Carole Bayer Sager looks like a butterfly, tiny and fragile, with elaborate makeup around her eyes like delicate wings. From the eyes, the bold black-and-white striped jacket, the leather pants with matching boots, the brooch of Mickey Mouse wearing crucifix earrings, it is clear that she is a butterfly from an exotic and fanciful place: Hollywood.
But Sager, 38, is not just from Hollywood; she is from Show Business. If you haven't heard of her, you have heard her work. She has written the words to a good many songs, starting with a "A Groovy Kind of Love" when she was in high school. The hits have come regularly since then (1960), including Carly Simon's "Nobody Does It Better" (from "The Spy Who Loved Me"), Neil Diamond's "Heartlight," Dolly Parton's "Heartbreaker," Aretha Franklin's "Break It to Me Gently," Melissa Manchester's "Midnight Blue" and Roberta Flack's "Making Love."
She is married to composer Burt Bacharach, and together they have written a variety of songs including the 1981 Academy Award winner, "Arthur's Theme (Best That You Can Do)." The two also perform in concert, as they are doing tonight at the White House dinner for the prince and princess of Liechtenstein, and later this week at a benefit. She also lived for several years with composer Marvin Hamlisch, with whom she wrote the songs for the musical "They're Playing Our Song" in 1979.
Now Sager has written a novel, "Extravagant Gestures." It is about a well-known writer who is an expert on the mother-daughter relationship, her eccentric and difficult mother, her best friend, who is a famous movie star, and her lover, a popular psychologist who has written a bestselling book. They live in New York and fly -- first class -- to other places, ride in limousines, write with Cartier pens and wear cashmere. The writer also is obsessed with her weight, and has an eating disorder: she secretly chews her food and then spits it into a paper cup.

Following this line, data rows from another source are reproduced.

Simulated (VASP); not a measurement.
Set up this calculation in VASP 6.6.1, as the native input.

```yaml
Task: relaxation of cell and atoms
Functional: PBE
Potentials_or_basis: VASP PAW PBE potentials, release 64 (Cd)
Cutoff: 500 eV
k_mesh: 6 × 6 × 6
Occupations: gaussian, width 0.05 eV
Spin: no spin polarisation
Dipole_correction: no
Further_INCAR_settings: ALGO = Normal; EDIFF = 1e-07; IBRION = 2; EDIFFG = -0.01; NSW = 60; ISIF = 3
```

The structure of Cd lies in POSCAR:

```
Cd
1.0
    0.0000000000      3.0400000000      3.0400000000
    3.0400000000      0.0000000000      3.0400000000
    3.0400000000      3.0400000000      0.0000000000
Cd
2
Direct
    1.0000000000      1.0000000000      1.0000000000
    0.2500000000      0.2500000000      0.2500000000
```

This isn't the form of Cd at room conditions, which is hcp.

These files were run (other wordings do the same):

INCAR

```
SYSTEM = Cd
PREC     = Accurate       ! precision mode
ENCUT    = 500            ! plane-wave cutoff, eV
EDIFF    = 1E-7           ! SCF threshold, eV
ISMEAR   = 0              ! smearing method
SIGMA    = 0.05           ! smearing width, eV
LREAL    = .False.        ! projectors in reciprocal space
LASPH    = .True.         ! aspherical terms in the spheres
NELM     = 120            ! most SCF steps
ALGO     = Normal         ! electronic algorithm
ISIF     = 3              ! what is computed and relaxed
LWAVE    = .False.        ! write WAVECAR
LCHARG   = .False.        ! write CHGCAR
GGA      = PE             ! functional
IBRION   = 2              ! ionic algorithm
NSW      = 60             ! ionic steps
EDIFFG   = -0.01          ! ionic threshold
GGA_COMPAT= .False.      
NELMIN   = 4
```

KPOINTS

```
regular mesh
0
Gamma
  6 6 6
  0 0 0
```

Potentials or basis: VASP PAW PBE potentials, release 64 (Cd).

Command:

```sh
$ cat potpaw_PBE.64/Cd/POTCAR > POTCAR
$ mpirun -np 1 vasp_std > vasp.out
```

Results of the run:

Sager is part of a phenomenon of modern popular culture: the person who segues without pause from one media outlet to another, like the movie star who writes an autobiography, the hairdresser who produces a movie, the writer who writes a novel and then a screenplay. Sager, in addition to her songwriting and concert performing and the novel, has recorded three albums as a singer and has recently become a record producer.
Sager said she decided to write a novel because she felt "constricted" by the 36 bars of a song's lyrics, having to make things rhyme and so forth. She started out to write a screenplay, but that was constricting too. "You make your own form in a novel," she says. "I didn't even have chapters. I let them the publishers put the chapters in."
It took her a year to write and then rewrite the book. Compared with some writers that may not seem like much, but when you consider that it takes her about two hours to write the lyrics of a song, and that she can earn $10,000 for doing it, a year is quite a long time. And she is glad she did it. "It was never real painful," she says. "I never had any of that angst people talk about."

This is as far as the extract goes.